For all $x\in\mathbb{R}$, Let's define a set $P_x$ as such:
$$P_x=\{y\in\mathbb{R}\,\mid\,y=x^n \text{ for some } n\in\mathbb{N}\}$$
The question is, for $x=\frac{1}{2}$, does $P_x$ contain $0$? As I understand it, $\lim_{n\to\infty}(\frac{1}{2})^n=0$, but does that mean that zero is equal to $\frac{1}{2}$ raised to some $n$?
On
As far as I know it holds that
$\forall p \in P_{\frac{1}{2}} \exists r \in \mathbb{R}^+ (0 < r < p) $
$$\lim_{n \rightarrow \infty } (\frac{1}{2})^n = 0$$
But every element will be in the interval [$\frac{1}{2}$,0) and never reach 0.

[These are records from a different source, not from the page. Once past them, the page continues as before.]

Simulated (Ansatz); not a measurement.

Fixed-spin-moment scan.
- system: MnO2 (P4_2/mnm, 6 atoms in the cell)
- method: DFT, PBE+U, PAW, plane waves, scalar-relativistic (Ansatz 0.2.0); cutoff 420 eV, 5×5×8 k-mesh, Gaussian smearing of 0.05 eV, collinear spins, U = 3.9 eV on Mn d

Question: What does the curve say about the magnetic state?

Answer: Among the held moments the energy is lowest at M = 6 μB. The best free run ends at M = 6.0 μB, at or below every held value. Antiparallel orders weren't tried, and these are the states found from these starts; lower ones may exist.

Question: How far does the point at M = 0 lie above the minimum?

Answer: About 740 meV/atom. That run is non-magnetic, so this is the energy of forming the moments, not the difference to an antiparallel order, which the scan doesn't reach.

If you think iteratively about it, even if the element of $P_{\frac{1}{2}}$ corresponding to n=m will be very small, the element corresponding to n=m+1 will always be, independent of m, twice as small, but still larger than 0.
The set does not contain zero. One way to think about it is that $\frac{1}{2}^n$ is just the product $ \frac{1}{2}\frac{1}{2}\frac{1}{2}...\frac{1}{2},$ $n$ times. Since a product is only zero if one of its factors is zero, and since $\frac{1}{2} \not= 0$, the product is not zero, no matter how large $n$ is. Thus 0 is not in the set.
I hope that helps!!